Canada's Bruce LaBruce has been one of the more notable cinematic provocateurs of the last couple of decades. Starting off in Toronto's queercore scene, he's won acclaim on the festival circuit thanks to the taboo-busting, sexually explicit likes of "The Raspberry Reich," "Otto, Or Up With Dead People" and "L.A. Zombie" (the latter of which was banned from the Melbourne Film Festival). So when his latest film, "Gerontophilia," opens with a blank screen over which we seem to hear a woman nearing orgasm as she recites the names of "female revolutionaries" including Lizzie Borden and Winona Ryder, you'd be forgiven for expecting more of the same envelope pushing. 

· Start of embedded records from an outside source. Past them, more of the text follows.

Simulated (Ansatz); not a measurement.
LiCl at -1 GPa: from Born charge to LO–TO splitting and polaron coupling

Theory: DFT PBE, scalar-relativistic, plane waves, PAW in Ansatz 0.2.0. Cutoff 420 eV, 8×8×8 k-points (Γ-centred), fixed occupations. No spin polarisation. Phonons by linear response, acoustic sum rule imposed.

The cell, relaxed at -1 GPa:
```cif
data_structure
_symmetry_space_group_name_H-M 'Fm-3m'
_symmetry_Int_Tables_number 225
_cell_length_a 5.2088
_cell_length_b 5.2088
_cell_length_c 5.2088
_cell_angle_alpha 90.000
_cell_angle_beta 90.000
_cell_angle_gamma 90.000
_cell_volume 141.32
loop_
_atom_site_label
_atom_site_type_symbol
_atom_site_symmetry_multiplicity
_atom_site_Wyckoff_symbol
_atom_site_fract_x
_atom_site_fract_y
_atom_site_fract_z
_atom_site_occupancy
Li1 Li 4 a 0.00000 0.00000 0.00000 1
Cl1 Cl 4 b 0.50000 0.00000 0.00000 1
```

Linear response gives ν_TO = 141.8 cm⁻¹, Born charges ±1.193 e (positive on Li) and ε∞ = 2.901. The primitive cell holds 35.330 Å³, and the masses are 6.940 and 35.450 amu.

But as it turns out, LaBruce is having a sly play with the expectations of those who know his previous work, because when he fades in, there's nothing more than kissing—albeit enthusiastically received kissing—going on, between French-Canadian teen Lake (Pier-Gabriele LaJoie) and his girlfriend Desiree (Katie Boland, the exact midpoint of Emma Stone and Carey Mulligan). They're just done with high school, on their gap years, and seem to be in the first flush of love, or something like it. 

Gerontophilia

Except Lake isn't entirely present, and as a very funny slo-mo shot of him admiring a crossing guard makes clear, it's because he leans towards the sexual preference of the title—namely, he's attracted to the elderly, and more specifically, elderly men. And when his mother (Marie-Helene Thibault) gets him a job in the retirement home where she works, he meets Mr. Peabody (stage vet Walter Borden), developing a friendship that rapidly turns into something else. 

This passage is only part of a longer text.